Nick Clegg and Colin Eldridge
The battle for Liverpool’s most marginal electoral seat got dirty yesterday as the Labour Party attempted to question the business dealings of the Lib-Dem’s Wavertree candidate Colin Eldridge as Marc Waddington and Rob Merrick report
THE battle for the Wavertree Parliamentary seat has reached fever pitch as campaigners from all sides enter their final 48-hour push for victory.
Liberal Democrat leader Nick Clegg made his second and final visit to the key Liverpool marginal yesterday.
But he was forced to use the occasion to stave off criticism of his candidate Colin Eldridge, whose campaign has been rocked by revelations his former business collapsed owing the taxpayer £80,000.
Mr Clegg and his supporters were in jovial mood as they took part in a question and answer session at Wavertree’s Frontline Church.
But the leader’s arrival was disrupted by Labour and Conservative campaigners, who waved their respective banners and placards as Clegg made his way past the waiting TV cameras.
In an exclusive interview with the Daily Post, Nick Clegg gave an emphatic “yes” when asked if the Lib-Dems were about to snatch the seat from Labour. But the Labour campaign said the party was fighting hard and the vote was firming up.
Last night, rumours continued to abound that Gordon Brown may make an appearance in support of the Labour campaign.
Mr Clegg said: “It’s a classic constituency, which Labour feel they have a birthright to represent in Parliament.
“But they (the constituencies) don’t belong to the Labour party – they belong to the families in those communities.
“People want the fairness that Labour used to promise but has failed to deliver, and they know they are not going to get that from the Conservatives.
“It’s quite a wrench for people, who may have been voting Labour for generations, but they feel betrayed by Labour and they are happy that, in the Liberal Democrats, they have a real alternative.”

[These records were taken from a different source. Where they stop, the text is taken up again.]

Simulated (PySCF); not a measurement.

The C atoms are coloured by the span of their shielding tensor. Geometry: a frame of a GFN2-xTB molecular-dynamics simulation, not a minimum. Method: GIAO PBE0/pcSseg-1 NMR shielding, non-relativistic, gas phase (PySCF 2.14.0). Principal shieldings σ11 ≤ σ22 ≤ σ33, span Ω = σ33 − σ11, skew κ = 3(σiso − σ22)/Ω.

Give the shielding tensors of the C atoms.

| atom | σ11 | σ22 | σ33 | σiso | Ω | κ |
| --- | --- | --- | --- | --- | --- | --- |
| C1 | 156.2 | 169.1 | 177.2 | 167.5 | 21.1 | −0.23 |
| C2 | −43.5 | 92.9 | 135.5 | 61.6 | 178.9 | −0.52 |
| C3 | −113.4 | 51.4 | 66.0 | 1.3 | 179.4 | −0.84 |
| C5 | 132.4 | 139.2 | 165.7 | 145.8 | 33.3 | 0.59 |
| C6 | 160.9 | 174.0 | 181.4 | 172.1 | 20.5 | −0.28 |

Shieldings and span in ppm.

At the Frontline Church event, Mr Clegg took questions on immigration, health, the war in Afghanistan and the environment.
But the waiting press pack was keen to draw Mr Clegg on questions about the collapse of Cllr Eldridge’s former dry cleaning business which failed owing £80,000 to the taxman. The Wash and Press Centre owed £79,009 to Her Majesty’s Revenue and Customs just three weeks after he stood down as a director.
The Daily Post has seen documents showing that Cllr Eldridge did indeed sell the business in a private deal with his former girlfriend and business partner Christine Doyle before it was liquidated, as he claims.